Skip to main content

This site requires you to update your browser. Your browsing experience maybe affected by not having the most up to date version.

All other Modules /

Discuss all other Modules here.

Moderators: martimiz, Sean, biapar, Willr, Ingo, swaiba, simon_w

Searching PDF files - google site search


Reply


4 Posts   576 Views

Avatar
Christy

Community Member, 58 Posts

10 January 2014 at 4:10pm

I would appreciate hearing your recommendations/experiences with site searches that include PDF files.

I have a small site that includes PDFs and the wish is for these to be included in the search. I am thinking at adding the Google Site Search Module but the link in the documentation goes to the Google Enterprise Search. Can the custom search in the Google Webmaster tools be used instead? It would be hard to justify the cost of the Google Enterprise Search. However, the Google forums contain many posts concerning the difficulties of searching PDF files!

Thanks in advance for any advice.

Avatar
Willr

Forum Moderator, 5513 Posts

10 January 2014 at 10:26pm

If you want an easy solution, the Google site search module will include file contents (https://github.com/dnadesign/silverstripe-googlesitesearch) and was free for up to 1000 searches a month when I released it. An example of it running is on http://tnzi.com/

The other option would be Solr + Text Extraction (http://addons.silverstripe.org/add-ons/silverstripe/textextraction) which would require non trivial setup costs so I'm a fan of Google search for quick use.

Avatar
Christy

Community Member, 58 Posts

16 January 2014 at 2:46pm

Willr, thank you very much for your reply.

As Google are now charging $100 a year for the enterprise version of their search engine, I have been attempting to set up the free version to find files (pdf, docx, pptx etc). (Unfortunately, it does not appear to supply a cse_key to enable me to use your googlesitesearch module.)
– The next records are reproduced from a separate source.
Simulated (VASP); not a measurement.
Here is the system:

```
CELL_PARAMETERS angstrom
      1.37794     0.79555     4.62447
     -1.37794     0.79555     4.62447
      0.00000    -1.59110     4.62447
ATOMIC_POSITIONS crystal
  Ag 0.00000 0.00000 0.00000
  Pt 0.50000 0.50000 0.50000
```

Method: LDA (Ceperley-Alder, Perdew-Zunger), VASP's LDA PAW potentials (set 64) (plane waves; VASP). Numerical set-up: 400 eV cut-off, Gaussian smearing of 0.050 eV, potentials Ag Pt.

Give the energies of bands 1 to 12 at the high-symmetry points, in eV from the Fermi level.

Google finds no errors in the sitemap and now appears to have indexed the site's pages. Still doesn't find any linked files though! The links are found under a members' only section but I have seen a forum post asking how to avoid such files from appearing in the search results so that should not be the problem. Also Google reports no blocked URLs.

Any ideas about what newbie mistake I must be making?

Thanks.

Avatar
Christy

Community Member, 58 Posts

17 January 2014 at 5:16pm

I believe that I have isolated the problem to Google search not searching the pages containing the links to documents. It is not finding non-link text on those pages. In the sitemap, the three pages have a 50% priority. I have increased their importance in the CMS but this is yet to show in the sitemap. I hope that giving Google time to reindex the site will solve the problems.